Git Deps for Clojure

So Clojure’s deps tool is getting support for pulling deps from Git and using commit SHA or tag name to stick with a specific version.

{:deps
 {org.clojure/data.csv
  {:git/url "https://github.com/clojure/data.csv.git"
   :rev "e5becca"}}}

There’s an interesting discussion going on at the moment on Reddit with Rich Hickey. I found interesting @Yogthos’s concerns about potential drawbacks of this approach (Git repos are not safe/mutable). What do you think about all of this?

5 Likes

This is big. Easily using git dependencies were one of the big things missing for me in the Clojure universe. After being used to them from Ruby/Bundler and Elixir/mix, having to go through a release ceremony (possibly having to understand SNAPSHOTs) and hosting the artifacts in a repository to just use a fork of dependency with a bugfix seemed outlandish.

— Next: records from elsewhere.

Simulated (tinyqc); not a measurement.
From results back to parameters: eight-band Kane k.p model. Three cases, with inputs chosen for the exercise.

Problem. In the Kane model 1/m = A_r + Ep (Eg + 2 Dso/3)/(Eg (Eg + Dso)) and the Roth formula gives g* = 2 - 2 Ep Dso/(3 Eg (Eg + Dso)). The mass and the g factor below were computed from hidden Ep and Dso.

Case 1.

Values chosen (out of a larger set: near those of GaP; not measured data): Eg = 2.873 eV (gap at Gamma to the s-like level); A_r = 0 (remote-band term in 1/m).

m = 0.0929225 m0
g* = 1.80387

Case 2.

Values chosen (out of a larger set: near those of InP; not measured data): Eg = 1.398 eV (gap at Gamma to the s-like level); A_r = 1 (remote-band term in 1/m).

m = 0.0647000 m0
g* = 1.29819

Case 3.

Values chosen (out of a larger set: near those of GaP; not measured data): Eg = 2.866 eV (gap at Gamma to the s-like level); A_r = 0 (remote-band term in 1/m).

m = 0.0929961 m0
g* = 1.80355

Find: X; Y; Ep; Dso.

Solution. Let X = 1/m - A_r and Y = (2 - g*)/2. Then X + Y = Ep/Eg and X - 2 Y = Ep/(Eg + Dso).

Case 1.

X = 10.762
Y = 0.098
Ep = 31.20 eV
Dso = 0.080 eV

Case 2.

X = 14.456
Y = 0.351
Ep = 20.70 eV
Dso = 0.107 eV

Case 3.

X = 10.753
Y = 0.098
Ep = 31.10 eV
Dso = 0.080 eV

To quote Rich Hickey from the afore linked discussion:

I think this is a superior system with substantial benefits. […] We’ve been using this internally and it’s game-changing.

It should make it a lot easier to fork a dependency, improve it, and contribute back those improvements. I do believe the Clojure community will do a good job with this.

8 Likes

I had not thought of this use case for gitdeps… Wonderful idea !

We use this alot so I am quite keen to see gitdeps in action, just to save the song and dance.

I’m super excited about this. It sounds insane, but I’m working on something that reads deps.edn and forks github repos and then replaces your deps with the forked versions. That way I can be in total control of when something changes.

2 Likes

I like this function, but dislike the implementation.
Currently, deps info is maintained in a map config. I prefer it can be like boot: everything is code.
As I prefer explicit-over-implicit.

Could you elaborate on why code-over-data is explicit-over-implicit for you?